The generic mount options that every filesystem in Solaris "supports" - since the framework actually parses them and validates their effect before calling into filesystem-specific code - are listed in usr/src/uts/common/fs/vfs.c in the OpenSolaris sourcecode. A larger table of mount options used in Solaris by some (but not necessarily all) filesystems is in <sys/mntent.h>, and it makes sense to check this list for a possible functional match before you declare your own proprietary option name strings.
Now that you've decided what mount options you need beyond those parsed and applied by the framework by default, do you really want to implement mount option parsing ? You can - just leave the last element in the vfsdef_t structure for your filesystem at NULL. But it's much easier to communicate your needs to the framework, and let that parse the options for you.
How is that done ? You use an array of mntopt_t data structures:
/*
* Structure defining a mount option for a filesystem.

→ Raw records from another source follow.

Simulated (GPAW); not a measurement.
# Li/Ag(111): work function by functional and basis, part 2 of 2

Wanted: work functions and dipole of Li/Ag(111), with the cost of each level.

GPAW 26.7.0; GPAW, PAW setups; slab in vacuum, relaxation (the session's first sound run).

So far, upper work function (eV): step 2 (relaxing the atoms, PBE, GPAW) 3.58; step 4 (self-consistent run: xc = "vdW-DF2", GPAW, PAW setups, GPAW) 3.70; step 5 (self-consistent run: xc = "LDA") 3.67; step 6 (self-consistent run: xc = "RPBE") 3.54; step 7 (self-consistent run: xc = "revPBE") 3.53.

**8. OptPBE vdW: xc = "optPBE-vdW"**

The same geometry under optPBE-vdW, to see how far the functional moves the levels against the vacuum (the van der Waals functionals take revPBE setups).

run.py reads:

* option names are found in mntent.h
*/
typedef struct mntopt {
char *mo_name; /* option name */
char **mo_cancel; /* list of options cancelled by this one */
char *mo_arg; /* argument string for this option */
int mo_flags; /* flags for this mount option */
void *mo_data; /* filesystem specific data */
} mntopt_t;
What are these structure members for, how are they used:
- mo_name
- This is the mount option string. You'd just use foobaropt if you want to tell the framework your filesystem accepts a request mount -o foobaropt ....
- mo_cancel
- Mount option cancellation supports mutually exclusive pairs of mount options, like e.g. ufs' logging/nologging, that control enabling/disabling of a specific piece of functionality. If this mount option does not have such side effects, just make the field NULL.
- mo_arg
- Mount option arguments allow options like mount -o behaviour=randomize_response (a completely fictional example). mo_arg specifies the default value assigned to such an option, which the framework will pass even if -o behaviour=... is not supplied.
- mo_flags
- Flags control the behaviour of mount option parsing. The following are available:
- MO_SET is the "always on" (default) option. MO_DEFAULT is exactly the same.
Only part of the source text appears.